She says initially the lack of Black research material especially in Canada was daunting, but her fascination with Art History became entrenched once she discovered the area of study that covered “race and representation.”
With the bulk of material in the US and England, she ended up in Manchester, where she found a three-year PhD program that answered her personal pre-requisites.
Today, 13 years after climbing to the pinnacle of the academic ladder, Dr. Nelson has taught extensively on post-colonial and Black feminist scholarship and stands as an authority in the fields of the Visual Culture of Slavery, Race and Representation and Black Canadian Studies.
She has, among her arsenal of information, four books published over the past ten years, including a highly-regarded academic discourse of the state of relations in Canada, one she co-wrote with her sister Camille in 2004: Racism Eh?: A Critical Inter-Disciplinary Anthology of Race and Racism in Canada.
In 2007, her thesis was published by the University of Minnesota Press. The Color of Stone: Sculpting the Black Female Subject in Nineteenth-Century America is a must-read, even for those with passing interest in how Blacks were portrayed during the period of the American civil war.
Her passion and wide-ranging knowledge bring alive what appears to be an obscure field of study.
Even her dad, Max Nelson, a former high school principal turned financial advisor in Toronto, was surprised at her chosen area of interest.

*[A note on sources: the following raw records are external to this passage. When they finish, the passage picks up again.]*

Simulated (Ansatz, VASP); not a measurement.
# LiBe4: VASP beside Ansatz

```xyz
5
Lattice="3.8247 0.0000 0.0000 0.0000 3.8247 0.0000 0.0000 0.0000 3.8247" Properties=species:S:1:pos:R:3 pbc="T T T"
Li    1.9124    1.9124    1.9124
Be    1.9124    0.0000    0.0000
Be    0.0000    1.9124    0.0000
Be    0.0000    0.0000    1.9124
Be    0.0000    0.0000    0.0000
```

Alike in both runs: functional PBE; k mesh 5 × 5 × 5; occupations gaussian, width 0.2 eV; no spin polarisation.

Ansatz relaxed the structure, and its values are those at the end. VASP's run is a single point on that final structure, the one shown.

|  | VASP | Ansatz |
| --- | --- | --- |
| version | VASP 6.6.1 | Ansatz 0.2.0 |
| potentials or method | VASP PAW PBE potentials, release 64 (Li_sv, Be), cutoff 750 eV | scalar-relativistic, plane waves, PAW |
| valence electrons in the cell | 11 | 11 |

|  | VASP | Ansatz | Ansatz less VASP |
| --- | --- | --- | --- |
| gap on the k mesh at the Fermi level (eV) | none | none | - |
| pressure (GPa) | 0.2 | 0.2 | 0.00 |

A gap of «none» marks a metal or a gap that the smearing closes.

But his wife, Barbara, had to remind him that all little Charmaine did throughout elementary and high school years was make and paint stuff that she brought to hang on the refrigerator.
Max and Barbara moved to Toronto from their native Jamaica where he, with the help of his wife, attained multiple university degrees before he started teaching. He eventually switched careers, completing an MBA in his forties.
Charmaine and her two other sisters, Camille and Charlyn grew up in a household where their parents were always engrossed in schoolwork. Their expectations for their three daughters were clear-cut.
“There was only one question when it came to us attending university…which one,” Nelson said.
Charlyn attended the University of Western Ontario and Camille attended the University of Toronto and the University of Ottawa and is now a dean at a Law School in Boston.
Before accepting the position at McGill, Nelson lectured for a year at Western University in London, Ontario.
Since moving to Montreal, she has compiled an impressive track-record of accomplishments in her field, including appointments as a Fulbright Visiting Research Chair in 2010 and a Visiting professorship at the University of Wisconsin in 2011 and was an honoree at McGill University celebration of research excellence last year.
Accomplishments and contributions aside, as Nelson enters her second decade of teaching, she still finds her gender and race creeping into her relationship with some of her students.
It’s not unusual for one or two of them to show disrespect by questioning my teaching methods, subject, or by the manner in which they address me.
To get past that, Nelson usually sits down every new crop of students to confirm that she is indeed a Black woman, an eminently qualified one who expects to be regarded as such.
If in this still racist society, there were to be only one Black art historian on all the university campuses across Canada, it should be Dr. Charmaine Nelson.